Disclosure: This site may receive compensation when you click on some links and make purchases.

Rare Microcar: 1959 Goggomobil T 250

Post-war Europe was a pretty miserable place as various countries struggled to rebuild their economies and destroyed infrastructure. Governments recognized the limitations and believed one strategy to accelerate the recovery was to get the population mobile. With materials in short supply, microcars became the order of the day. The Goggomobil T 250 was one such car, although they are rarely seen in North America. This one requires restoration but could be ideal for an enthusiast with limited workshop space. It is listed for sale here on KSL.Com in Orem, Utah. The seller set their price at $5,900, and I must say a big thank you to Barn Finder Bogie for spotting this diamond in the rough.

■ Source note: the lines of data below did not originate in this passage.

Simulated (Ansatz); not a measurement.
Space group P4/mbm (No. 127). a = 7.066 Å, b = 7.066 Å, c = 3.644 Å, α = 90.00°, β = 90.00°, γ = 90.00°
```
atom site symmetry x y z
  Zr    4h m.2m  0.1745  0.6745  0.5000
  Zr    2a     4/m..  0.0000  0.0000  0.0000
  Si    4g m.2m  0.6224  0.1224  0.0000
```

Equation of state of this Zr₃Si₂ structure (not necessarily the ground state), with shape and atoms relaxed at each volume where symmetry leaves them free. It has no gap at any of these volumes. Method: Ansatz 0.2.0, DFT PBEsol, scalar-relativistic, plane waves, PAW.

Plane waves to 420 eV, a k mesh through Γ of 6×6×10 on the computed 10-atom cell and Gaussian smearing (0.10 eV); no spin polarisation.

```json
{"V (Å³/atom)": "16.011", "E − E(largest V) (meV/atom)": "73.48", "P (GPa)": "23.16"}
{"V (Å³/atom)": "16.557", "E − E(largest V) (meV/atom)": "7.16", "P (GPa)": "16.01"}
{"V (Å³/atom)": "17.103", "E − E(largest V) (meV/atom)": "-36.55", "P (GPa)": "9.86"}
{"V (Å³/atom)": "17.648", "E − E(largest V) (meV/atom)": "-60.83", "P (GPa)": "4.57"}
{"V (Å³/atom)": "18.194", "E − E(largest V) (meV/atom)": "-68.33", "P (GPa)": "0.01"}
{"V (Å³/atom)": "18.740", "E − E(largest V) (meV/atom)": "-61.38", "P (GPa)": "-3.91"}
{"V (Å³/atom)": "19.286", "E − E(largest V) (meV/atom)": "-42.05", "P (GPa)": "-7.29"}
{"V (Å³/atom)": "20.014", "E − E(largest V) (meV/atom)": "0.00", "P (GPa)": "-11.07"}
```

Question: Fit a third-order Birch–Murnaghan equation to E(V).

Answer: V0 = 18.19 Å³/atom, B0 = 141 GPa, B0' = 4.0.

The Goggomobil was the product of Hans Glas GmbH, located in Dingolfing, Germany. The company produced several variants, including a two-door sedan and a coupe. The sedan was designed to carry four people, although, with limited back seat space, it was definitely a “two-adults and two-children” proposition. Our feature car is the entry-level T 250 model, and although it needs work, it appears complete. The pale blue paint has seen better days, with surface corrosion peeking through. The seller indicates there is little penetrating rust, although, in a car of these dimensions, there isn’t scope for a lot. The glass is in good order, and the trim looks restorable. These are easy to dismantle, making this Goggomobil the ideal candidate for restoration in a small home workshop.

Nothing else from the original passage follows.